Around the time that the last three of these early Bibles, the Bishop's Bible of 1568, was published, a certain John Bois—whose mature years were dedicated to translating the Authorized Version—was just starting his education, learning Hebrew and Ancient Greek. Bois was born in 1560, just four years before William Shakespeare, and it is said that under his father's eye he had read the entire Bible in Hebrew by the time he was six years old. At fourteen he became a classics scholar at St John's College, Cambridge, passed through his examinations at record speed, and soon became a Fellow at the College.
These were the men of best scholarship, and with the providence of God to boot. Compare that to the scholarship used for the new translations, of men without faith putting together a corrupt montage of Greek from minority manuscripts. There's no comparison.
Let's take another instance of "more than" to further our understanding.
The translators who need wisdom worth more than rubies to write a trustworthy Bible version are, from my investigations, much like Wyatt Earp who supposedly was making more than $400 a month, but in reality it was only about $75. There's a lot of material the NIV leaves out, and a lot of stuff it gets wrong, just like Earp. And yet the NIV is quite popular but then so is Earp.
I'll tell you a story a real true life story, a tale of the Western frontier. The West, it was lawless, but one man was flawless, and his is the story you'll hear. Wyatt Earp, Wyatt Earp, brave courageous and bold. Long live his fame and long live his glory, and long may his story be told. Well he cleaned up the country, the old wild west country. He made law and order prevail. And none can deny it, The legend of Wyatt forever will live on the trail. --chorus--
According to popular belief, novels and song, Wyatt Earp cleaned up the wild west, just as the NIV cleared up the obscure wording in our Bibles. Unfortunately, they cleaned or cleared up a lot less than they get credit for, and in a good many instances they are or were the problem themselves.
The next formula: (Ecclesiastes 1:18) "He that increaseth knowledge increaseth sorrow." Or the NIV: "the more knowledge, the more grief." In the KJV it is the person increasing his sorrow in getting knowledge. In the NIV it sounds like the knowledge itself is of sorrows. In fact, a corollary of the NIV formula is, "no news is good news." That's especially unfortunate as the good news, the gospel, is exactly what we want there to be a lot of preached.
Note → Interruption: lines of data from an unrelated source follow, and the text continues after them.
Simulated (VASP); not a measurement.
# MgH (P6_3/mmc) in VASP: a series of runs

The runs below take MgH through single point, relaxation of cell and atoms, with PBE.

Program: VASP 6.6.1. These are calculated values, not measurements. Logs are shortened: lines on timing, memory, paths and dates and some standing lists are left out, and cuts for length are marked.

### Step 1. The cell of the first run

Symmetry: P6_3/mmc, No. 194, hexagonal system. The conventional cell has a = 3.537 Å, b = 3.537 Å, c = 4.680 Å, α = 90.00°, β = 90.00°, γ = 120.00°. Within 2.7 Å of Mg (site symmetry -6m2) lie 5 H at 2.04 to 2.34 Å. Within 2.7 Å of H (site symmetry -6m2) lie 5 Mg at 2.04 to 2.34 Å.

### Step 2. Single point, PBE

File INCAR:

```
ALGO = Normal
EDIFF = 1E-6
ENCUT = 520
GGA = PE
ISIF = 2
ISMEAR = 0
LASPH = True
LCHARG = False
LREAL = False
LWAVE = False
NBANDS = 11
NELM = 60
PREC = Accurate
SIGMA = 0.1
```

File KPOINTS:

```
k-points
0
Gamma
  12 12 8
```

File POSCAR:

(Proverbs 1:22) "Scorners delight in their scorning, and fools hate knowledge." Or by our New International Version, "mockers delight in mockery and fools hate knowledge." The only difference is between the words scorn and mock. But of course, true synonyms are so rare (see references 1 & 2).
Let's look at our dictionary:322
"scorn, v. 1. look down upon; think of as mean or low;
despise: scorn a traitor;"
The other curiosity about him was that, although he treated everybody with scorn, he gave tirelessly of his time and effort once his curiosity was engaged. Human beings he could not deal with, but set him a problem and he would work to exhaustion. Although he should have aroused little but disgust, I nonetheless developed a cautious regard for the man.323
It is of note that a scorner might have some redeeming virtue in curiosity, but a mocker tends to carelessness. Wisdom is addressing a higher class individual in the KJV than in the NIV.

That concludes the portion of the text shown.